On 06/09/2016 10:22 AM, Donald Stufft wrote:
On Jun 9, 2016, at 1:14 PM, Steven D'Aprano <steve@pearwood.info> wrote:

Just to be clear, this is only an option on Linux, right? All the other 
major platforms block, whatever we decide to do on Linux. Including 
Windows?
To my knowledge, all other major platforms block or otherwise ensure that /dev/urandom can never return anything but cryptographically secure random. [1]

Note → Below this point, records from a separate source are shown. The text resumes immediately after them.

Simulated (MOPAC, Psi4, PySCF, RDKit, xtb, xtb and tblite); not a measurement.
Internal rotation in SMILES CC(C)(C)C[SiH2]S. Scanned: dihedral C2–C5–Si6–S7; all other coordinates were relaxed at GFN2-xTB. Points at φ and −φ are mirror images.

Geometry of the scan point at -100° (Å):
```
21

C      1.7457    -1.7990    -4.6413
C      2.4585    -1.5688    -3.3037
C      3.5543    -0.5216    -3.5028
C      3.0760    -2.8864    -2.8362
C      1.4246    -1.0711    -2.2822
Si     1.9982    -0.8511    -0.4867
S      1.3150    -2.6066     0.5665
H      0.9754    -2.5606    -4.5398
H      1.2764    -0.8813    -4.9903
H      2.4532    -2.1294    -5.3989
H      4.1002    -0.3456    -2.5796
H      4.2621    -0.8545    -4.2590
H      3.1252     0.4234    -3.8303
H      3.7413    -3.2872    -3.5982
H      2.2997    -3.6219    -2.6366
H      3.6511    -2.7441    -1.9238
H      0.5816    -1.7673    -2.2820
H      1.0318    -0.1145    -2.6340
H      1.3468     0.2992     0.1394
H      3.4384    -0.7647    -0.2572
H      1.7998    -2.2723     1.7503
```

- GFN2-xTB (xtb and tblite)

I've done some research into this over the past couple of days.  To the best of my knowledge:

* Linux: /dev/urandom will never block.  If the entropy pool isn't initialized yet, it will return poor-quality random bits from what is effectively an unseeded PRNG.  (Yes: it uses a custom algorithm which isn't considered CPRNG-strength, it is merely a PRNG seeded with entropy.)

* OS X: AFAICT, /dev/urandom guarantees it will never block.  It uses an old CSPRNG, 160-bit Yarrow.  The documentation states that if the entropy pool is "drained", it won't block; instead it'll degrade ("output quality will suffer over time without any explicit indication from the random device itself").  It isn't clear how initialization of the entropy pool during early startup might affect this.  http://www.manpages.info/macosx/random.4.html

* FreeBSD: /dev/urandom may block.  It also using Yarrow (but maybe with more bits? and possibly switching soon to Yarrow's successor, Fortuna?).  Both devices guarantee high-quality random bits, and will block if they feel like they're running low on entropy.

* OpenBSD 5.1 is like FreeBSD, except the algorithm used is ARC4.  In OpenBSD 5.5 they changed to using ChaCha20.

On all of those platforms *except* Linux, /dev/random and /dev/urandom are exactly the same.


Also, regarding Windows: Victor Stinner did some experiments with a VM, and even in early startup he was able to get random bits from os.urandom().  But it's hard to have a "fresh" Windows VM, so it's possible it had residual entropy from a previous boot, so this isn't conclusive.